Cut squash in half, seed it, and place it cut side down in a baking dish with about 1/2 inch of water. Bake at 350° until squash is tender when pierced, about 1 hour. Let squash stand until cool enough to handle; cut off skin and cut squash into 3/4-inch chunks. There should be about 5 cups of squash. Place squash in the center of a 9 x 13 baking dish.
Meanwhile, combine turkey, garlic, onion, basil, mint, cilantro, ginger, and red pepper flakes in a large frying pan. Stir often over medium-high heat until meat and onion are lightly browned, about 10 minutes. Stir flour into meat mixture, then mix in broth, 3 tablespoons vinegar, and fish sauce. Stir until bubbling and thick; remove from heat.
Tuck potatoes around squash pieces; spoon turkey mixture over vegetables and spread to make level. If making ahead, cover and chill up to 1 day.
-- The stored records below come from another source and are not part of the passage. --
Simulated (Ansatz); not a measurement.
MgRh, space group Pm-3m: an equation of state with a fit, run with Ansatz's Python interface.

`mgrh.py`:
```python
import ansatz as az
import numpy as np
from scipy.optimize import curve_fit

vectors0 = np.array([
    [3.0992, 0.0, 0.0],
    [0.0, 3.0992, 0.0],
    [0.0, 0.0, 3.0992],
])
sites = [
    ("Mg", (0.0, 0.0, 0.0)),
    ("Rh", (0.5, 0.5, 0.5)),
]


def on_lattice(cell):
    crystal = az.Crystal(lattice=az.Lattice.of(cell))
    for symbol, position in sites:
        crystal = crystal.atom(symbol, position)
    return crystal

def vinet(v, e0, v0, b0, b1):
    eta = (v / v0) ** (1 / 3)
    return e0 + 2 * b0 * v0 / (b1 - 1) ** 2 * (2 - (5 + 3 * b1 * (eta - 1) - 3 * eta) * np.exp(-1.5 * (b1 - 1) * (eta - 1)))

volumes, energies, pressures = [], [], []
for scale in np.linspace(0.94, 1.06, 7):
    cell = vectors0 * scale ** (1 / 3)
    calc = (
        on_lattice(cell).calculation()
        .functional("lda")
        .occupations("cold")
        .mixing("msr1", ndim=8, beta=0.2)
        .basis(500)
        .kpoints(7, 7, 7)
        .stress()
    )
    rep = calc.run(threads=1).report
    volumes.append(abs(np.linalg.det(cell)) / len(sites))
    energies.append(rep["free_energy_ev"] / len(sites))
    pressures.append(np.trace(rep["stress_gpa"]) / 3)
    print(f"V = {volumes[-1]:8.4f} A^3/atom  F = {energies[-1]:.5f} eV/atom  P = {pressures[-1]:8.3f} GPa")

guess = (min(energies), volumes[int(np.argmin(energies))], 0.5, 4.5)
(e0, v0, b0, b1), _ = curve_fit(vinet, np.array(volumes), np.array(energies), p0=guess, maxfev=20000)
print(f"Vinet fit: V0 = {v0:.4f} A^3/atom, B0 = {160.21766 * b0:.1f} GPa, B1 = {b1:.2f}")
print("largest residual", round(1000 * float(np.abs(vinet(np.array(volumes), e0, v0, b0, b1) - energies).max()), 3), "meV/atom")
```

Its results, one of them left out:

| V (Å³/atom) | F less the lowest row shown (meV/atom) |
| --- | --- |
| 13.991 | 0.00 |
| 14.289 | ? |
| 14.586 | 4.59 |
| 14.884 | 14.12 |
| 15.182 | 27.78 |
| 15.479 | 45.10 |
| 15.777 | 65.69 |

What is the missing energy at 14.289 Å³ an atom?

In a medium saucepan smoothly blend coconut-citrus topping ingredients. Bring to a boil over medium-high heat, stirring constantly. Then reduce heat and simmer gently, stirring often, for 5 minutes.
Pour coconut-citrus topping evenly over turkey mixture. Bake uncovered at 375° until topping is browned at casserole edges and juices are bubbling, 50-60 minutes.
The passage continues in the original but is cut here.